Sexy, funny and a little bit feminist: the story of Albert Einstein’ early life isn’t what you’d expect. One of the most inspirational characters in National Geographic Channel’s new show about the famous scientist Genius, premiering tonight, is his first wife—and long-rumoured co-author of Einstein’s Theory of Relativity—Mileva Marić. A great scientific mind in her own right, Marić met Einstein at Zurich’s prestigious Swiss Polytechnic School where she was the only woman in their class and only the fifth in the school’s history. (Oh and P.S. she also scored higher than him on the school entrance exam, NBD).
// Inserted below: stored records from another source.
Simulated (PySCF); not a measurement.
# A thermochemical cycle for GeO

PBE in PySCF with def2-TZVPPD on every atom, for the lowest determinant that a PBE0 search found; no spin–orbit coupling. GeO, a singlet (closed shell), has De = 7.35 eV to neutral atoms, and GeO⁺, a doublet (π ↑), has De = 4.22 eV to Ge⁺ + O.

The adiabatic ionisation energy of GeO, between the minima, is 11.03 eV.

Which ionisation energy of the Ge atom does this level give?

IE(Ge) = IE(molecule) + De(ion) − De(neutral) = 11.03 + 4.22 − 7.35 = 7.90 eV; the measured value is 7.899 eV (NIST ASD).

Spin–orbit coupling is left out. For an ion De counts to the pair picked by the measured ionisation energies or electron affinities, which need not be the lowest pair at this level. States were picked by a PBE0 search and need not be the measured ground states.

English actress Samantha Colley (who recently made the leap from theatre to TV where she’s had roles in Endeavor and the PBS period drama Victoria) is bringing Marić to life for the first time on television in the new series. You may recognize the show from its Super Bowl commercial where Einstein (played by Geoffrey Rush) rocks out to Lady Gaga’s “Bad Romance” on the violin—an ad that made it clear Genius *not* your great-grandmother’s stuffy Einstein biopic. Rush plays the more elder wild-haired version of the rebel scientist, post-fame, while poet, musician and actor Johnny Flynn takes on the role of young Einstein, a punk whose curiosity and divergent thinking caused a lot of problems for him in his early life. On the show, we encounter different facets of his personality: the drop-out, the musician and the womanizer.
Here, FLARE chats with Colley about portraying a woman whose life was so unbelievable she thought Marić was a fictional character upon first reading the script, how she connects with the character on a personal level and why she totes gets the Einstein attraction.
What was your first impression of Mileva Marić?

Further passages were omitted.